Transit of Venus
June 8, 2004
Please consider joining Nomi and me as we observe the Transit of Venus next Tuesday morning, June 8, 2004, at the Harvard-Smithsonian Center for Astrophysics.
For those of you unfamiliar with the concept, a transit is when a planet visibly moves across the face of the Sun. From here on Earth, we can observe the transit of only the two inner planets, Mercury and Venus.
But transits can be rare. The transit of Venus only takes place about twice every 120 years. The last transit was in 1882, and the next one will be on June 6, 2012. If you miss that one, you'll have to wait until 2117 for the next.
Unfortunately for those of us in the United States, the 2004 transit is going to take place from roughly 1:19 AM to 7:23 AM EDT. That means that we'll miss most of it. However, with sunrise at roughly 5:07 AM, the final part of the transit, including Third Contact and Fourth Contact, will be observable. Assuming the weather is good, that is, but the current prediction is for a clear and beautiful sunrise that morning.

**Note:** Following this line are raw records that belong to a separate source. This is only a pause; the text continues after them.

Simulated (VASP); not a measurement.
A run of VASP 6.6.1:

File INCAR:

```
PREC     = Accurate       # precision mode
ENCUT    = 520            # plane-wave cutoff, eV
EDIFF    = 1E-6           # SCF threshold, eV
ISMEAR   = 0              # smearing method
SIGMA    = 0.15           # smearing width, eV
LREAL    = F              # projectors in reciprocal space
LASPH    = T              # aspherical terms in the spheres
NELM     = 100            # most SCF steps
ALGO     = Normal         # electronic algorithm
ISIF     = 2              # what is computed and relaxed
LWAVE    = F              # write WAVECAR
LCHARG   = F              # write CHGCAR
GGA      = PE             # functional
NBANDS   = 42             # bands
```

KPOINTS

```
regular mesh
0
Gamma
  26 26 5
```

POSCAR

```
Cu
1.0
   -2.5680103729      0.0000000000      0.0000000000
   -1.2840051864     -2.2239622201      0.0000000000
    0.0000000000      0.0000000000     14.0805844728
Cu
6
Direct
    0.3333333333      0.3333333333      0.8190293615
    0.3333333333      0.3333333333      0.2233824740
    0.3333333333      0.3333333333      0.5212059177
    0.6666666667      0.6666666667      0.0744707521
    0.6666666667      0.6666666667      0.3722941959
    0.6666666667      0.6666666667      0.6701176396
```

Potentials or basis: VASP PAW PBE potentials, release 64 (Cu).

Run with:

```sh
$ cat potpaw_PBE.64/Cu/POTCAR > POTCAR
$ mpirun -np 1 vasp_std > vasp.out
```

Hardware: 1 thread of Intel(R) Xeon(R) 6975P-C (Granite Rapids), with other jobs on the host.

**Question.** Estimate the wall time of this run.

And the Harvard-Smithsonian Center for Astrophysics has graciously offered to open its observatory for transit viewing that morning, and that's where Nomi and I will be. We're planning to go even is the sky is cloudy, as they'll also be showing live webcasts of the transit from parts of the world where the Sun will be visible for the whole event. So, if you're willing to wake up before dawn to see an event that will only happen twice in your lifetime, meet us there at 5 AM and be a part of history.